Anti-psyllid mesh proves effective

Jessica Dohmen-Vereijssen and Charles Merfield give tips on managing the tomato/potato psyllid at...
Jessica Dohmen-Vereijssen and Charles Merfield give tips on managing the tomato/potato psyllid at the CROPS 2014 expo. Photo by Maureen Bishop

Fine plastic mesh covering is proving effective in controlling the tomato/potato psyllid on potato crops.

The mesh covering, used widely in Europe, has been used effectively by organic growers in Canterbury and Hawkes Bay. It was also found to give a high level of control of potato blight.

These findings were presented at the Foundation for Arable Research's CROPS 2014 expo at Chertsey last week.

Dr Charles Merfield, head of the BHU Future Farming Centre, said the mesh crop covers were similar to fly screens on windows, stopping pests reaching the crop.

About 100,000ha of mesh was in use in Europe with hundreds of hectares on individual farms.

The covers were now the only means of controlling root fly on turnips and swedes as there were no legal effective chemicals left, he said.

Mesh covering was designed to have the minimum effect on the plants with just a 1degC average increase in temperature under it.

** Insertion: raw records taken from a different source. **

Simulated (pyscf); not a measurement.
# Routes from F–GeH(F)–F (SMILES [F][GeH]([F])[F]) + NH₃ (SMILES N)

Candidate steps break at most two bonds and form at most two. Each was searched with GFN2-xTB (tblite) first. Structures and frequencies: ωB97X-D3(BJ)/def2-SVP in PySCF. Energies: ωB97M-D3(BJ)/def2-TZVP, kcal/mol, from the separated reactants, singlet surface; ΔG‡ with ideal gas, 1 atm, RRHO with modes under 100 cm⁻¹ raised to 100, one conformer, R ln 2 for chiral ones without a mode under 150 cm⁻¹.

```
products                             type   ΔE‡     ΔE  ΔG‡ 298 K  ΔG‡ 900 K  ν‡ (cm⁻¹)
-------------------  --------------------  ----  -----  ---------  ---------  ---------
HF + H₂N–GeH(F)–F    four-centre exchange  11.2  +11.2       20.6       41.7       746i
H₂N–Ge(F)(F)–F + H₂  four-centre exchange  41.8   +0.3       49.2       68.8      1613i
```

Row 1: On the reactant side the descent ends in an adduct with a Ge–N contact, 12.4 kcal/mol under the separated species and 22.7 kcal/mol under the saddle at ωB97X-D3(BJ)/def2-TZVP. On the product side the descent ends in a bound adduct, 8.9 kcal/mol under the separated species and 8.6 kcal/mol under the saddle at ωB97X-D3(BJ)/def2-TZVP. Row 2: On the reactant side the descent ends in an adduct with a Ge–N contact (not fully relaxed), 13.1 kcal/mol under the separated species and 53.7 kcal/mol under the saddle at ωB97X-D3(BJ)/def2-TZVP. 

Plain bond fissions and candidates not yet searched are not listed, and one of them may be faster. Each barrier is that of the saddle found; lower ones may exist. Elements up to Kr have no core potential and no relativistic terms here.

With mesh size going down to 0.3mm, it could keep out pests as small as thrips.

Jessica Dohmen-Vereijssen, from Plant and Food Research, had some key messages for the management of the psyllid in Canterbury.

These included using clean seed, planting early if possible, using yellow sticky traps to monitor the adult psyllid and aphids, monitoring the crop, using selective insecticides and rotating insecticides with different modes of action.